|ASVG file created by Matthead|
I’m trying to understand East Prussia—past and present. Here are a few facts I’ve gleaned through my reading. East Prussia is now divided into three countries: Lithuania, Russian Federation and Poland. The Lithuanian part used to be known as Memelland with the main city being the port of Memel. Today it’s called Klaipeda. The Russian Federation encompasses the former Königsberg (now Kaliningrad) and the former East Prussia’s northern parts. Poland gained the southern two thirds of East Prussia. These political divisions were finalized in 1946. Stalin was eager to have access to a warm seaport on the Baltic. (Now, of course—with the 2014 annexation of Crimea—Russia also warm seaports on the Black Sea. Millions of Germans were displaced. Growing up, most people of the church we attended were displaced Germans from these areas. It’s not until recently that I’ve begun to research and understand the politics behind their relocation to Canada.
I’m eager to visit the former East Prussia. The trip I’m planning involves cycling along the Baltic through three countries. It should be a good way to explore the landscape that my mom and her family traveled as they tried (and failed) to escape the Red Army. But I plan on going in September, not January.

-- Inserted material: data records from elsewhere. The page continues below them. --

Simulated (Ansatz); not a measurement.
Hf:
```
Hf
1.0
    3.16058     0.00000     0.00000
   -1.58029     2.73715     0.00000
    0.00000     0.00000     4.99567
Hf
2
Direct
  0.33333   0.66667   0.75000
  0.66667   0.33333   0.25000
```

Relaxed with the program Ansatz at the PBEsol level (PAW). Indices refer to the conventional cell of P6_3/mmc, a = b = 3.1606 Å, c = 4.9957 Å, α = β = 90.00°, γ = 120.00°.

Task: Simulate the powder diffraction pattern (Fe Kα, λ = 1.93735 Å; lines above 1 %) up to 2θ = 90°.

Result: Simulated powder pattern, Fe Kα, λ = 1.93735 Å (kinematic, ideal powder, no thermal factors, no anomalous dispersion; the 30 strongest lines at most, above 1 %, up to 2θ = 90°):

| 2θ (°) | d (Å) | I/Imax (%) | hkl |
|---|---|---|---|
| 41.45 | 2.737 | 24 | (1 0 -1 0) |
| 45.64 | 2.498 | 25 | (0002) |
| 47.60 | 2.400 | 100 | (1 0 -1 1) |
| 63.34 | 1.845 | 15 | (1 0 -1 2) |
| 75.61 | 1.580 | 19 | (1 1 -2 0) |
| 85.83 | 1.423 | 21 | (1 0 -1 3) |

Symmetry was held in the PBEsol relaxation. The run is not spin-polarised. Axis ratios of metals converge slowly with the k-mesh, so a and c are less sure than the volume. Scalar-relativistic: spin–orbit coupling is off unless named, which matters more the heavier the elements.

From the book, Als die Deutsche weg waren, (After the Germans left), I get the distinct impression that the Russian Federation is not a prosperous place. It’s a wasteland—its current citizens resentful of being forced to live so far from the rest of Russia. Only Kaliningrad received a facelift, commemorating it’s 750thbirthday, back in 2005. Putin knows that many Germans are nostalgic for the old city and tourism is a big draw. I plan on celebrating my birthday this year by watching a World Cup Soccer game on TV to be played in Kaliningrad.